Number of Hamiltonian cycles in incomplete graphs?

Question

Assuming an uncomplete undirected graph $G$:

1. Is there a formula to compute the number Hamiltonian cycles in $G$?
2. Or, do we know anything about the minimum or maximum Hamiltonian cycles $G$ could contain?

Answer 1

If all you know is that $G$ is not a clique, then the number of Hamilton cycles could be as large as the number for $K_n-\text{edge}$. For this graph, we can compute the number of hamilton cycles easily. The number of directed hamilton cycles in $K_n$ is $(n-1)!$ and the number of directed hamilton cycles that used the edge, say, $1\to 2$ or $2\to 1$ is $2(n-2)!$. Thus, the number of (undirected) hamilton cycles in $K_n-\text{edge}$ is ${1\over 2}\bigl((n-1)!-2(n-2)!\bigr)={(n-2)!(n-3)\over 2}$.

Just determining whether or not a graph has a Hamilton cycle is NP-complete, so asking for a formula for a general graph is way too optimistic. In order to ask for upper and lower bounds, you should put more restrictions on the graph.

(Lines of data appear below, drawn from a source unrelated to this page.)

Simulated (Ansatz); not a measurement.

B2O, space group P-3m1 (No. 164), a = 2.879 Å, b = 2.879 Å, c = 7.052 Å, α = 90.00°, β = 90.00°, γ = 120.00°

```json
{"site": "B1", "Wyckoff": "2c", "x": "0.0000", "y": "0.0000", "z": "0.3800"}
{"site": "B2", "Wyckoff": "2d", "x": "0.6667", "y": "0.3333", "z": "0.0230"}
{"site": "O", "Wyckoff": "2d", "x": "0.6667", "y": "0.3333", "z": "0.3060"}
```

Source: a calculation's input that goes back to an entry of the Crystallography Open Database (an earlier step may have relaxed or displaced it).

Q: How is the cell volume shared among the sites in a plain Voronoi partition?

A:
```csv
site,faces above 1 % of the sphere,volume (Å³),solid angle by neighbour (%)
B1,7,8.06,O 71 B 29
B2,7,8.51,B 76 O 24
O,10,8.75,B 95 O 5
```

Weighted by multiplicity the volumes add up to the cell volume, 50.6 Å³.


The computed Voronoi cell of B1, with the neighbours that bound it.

For instance, we know that if $\delta(G)\geq |V(G)|/2$, then $G$ is hamiltonian. It is reasonable to ask how many hamilton cycles such a graph must have. Indeed, this is considered in the paper ``On the number of Hamilton cycles in Dirac graphs'' by Sarkozy et al.

It is also reasonable to ask for an upper bound on the number of hamilton cycles in a graph if we, say, bound the number of edges. This question was considered in the paper ``The maximum number of Hamiltonian cycles in graphs with a fixed number of vertices and edges'' by Teunter et al.